Passages like this are more than a little weird, rather off-putting, and unfailingly difficult to preach. Our folks aren’t intimately familiar with an apocalyptic worldview but they do have a passing acquaintance with it. I would describe this phenomenon with three words: The Walking Dead. So even if we find it odd and off-putting it is not unfamiliar. The question we might ask is what drives authors –biblical times and now – to seek to peer into the future and describe the end. More often than not, the answer rests in the belief that knowing the future sheds light on the present; especially in confusing and uncertain times. Which means, among other things, that the passage for this Sunday was not intended to give concrete hints about the end of the world but rather to frame and interpret the challenges Jesus’ followers were facing in their present; including the social and religious upheavals caused by the destruction of the Temple, persecution by authorities, confusion about whether they had missed the second coming, and some good old fashion church fights. Apparently life was messy for Mark’s community, so he used the symbols and metaphors of apocalyptic to put their struggles and questions in a larger context and, in this way, offer them a measure of perspective and comfort. All of which, I think, invites us to do the same. 

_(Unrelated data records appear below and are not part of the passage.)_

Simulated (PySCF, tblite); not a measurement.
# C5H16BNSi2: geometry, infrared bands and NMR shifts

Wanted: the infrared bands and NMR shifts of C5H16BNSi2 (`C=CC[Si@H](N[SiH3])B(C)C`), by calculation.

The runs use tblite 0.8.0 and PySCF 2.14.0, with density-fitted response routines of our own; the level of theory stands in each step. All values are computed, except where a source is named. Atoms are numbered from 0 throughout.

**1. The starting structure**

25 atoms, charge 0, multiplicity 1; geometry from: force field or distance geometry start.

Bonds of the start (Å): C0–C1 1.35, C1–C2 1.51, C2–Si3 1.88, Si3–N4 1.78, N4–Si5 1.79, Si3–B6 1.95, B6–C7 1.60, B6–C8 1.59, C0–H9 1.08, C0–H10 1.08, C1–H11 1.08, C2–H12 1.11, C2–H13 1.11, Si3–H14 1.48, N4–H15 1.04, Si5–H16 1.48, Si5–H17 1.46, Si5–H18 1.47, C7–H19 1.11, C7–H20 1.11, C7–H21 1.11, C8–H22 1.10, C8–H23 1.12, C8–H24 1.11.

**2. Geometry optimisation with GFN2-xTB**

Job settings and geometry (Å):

One thing that draws my attention in this text is Jesus’ warning that “many will come claiming to be him” in order to lead them astray. That is an interesting caution, if you think about it, and may testify to the defection of some in community to other teachers or traditions. Perhaps we aren’t likely to be tempted away from the faith b the same things that lured Mark’s sheep from the fold, there are still many things competing for our attention and allegiance; the lure of possessions, this consumer economy, a higher position at work or acceptance at school, the dream of the perfect relationship (or just being in a relationship) or any of those “smaller” temptations like being super competent, or the ideal child, or giving our children everything we never had. But the interesting thing is that all these claimants for our allegiance have this in common: there’s nothing inherently wrong with them. In fact, there is much to be admired about some of them; yet not one of them can save us. Not one can bear the weight of meaning we ask and desperately need. Because we are at heart insecure and confused creatures, craving a level of certainty, we tend to take these good gifts of God and turn them into idols; we worship the gifts rather than the Giver.  
Living in uncertainty was hard for those first century-followers of Christ but it’s hard for us twenty-first century disciples as well. The Christian faith does not offer an end to uncertainty; no it promises we can discover who we are in relation to Whose we are; beloved children of the God who creates and sustains all things. 

The antidote to uncertainty isn’t certainty, it’s courage; and the best response to insecurity is a confidence that comes from knowing that God thinks we are worthy of His love and sacrifice in Christ.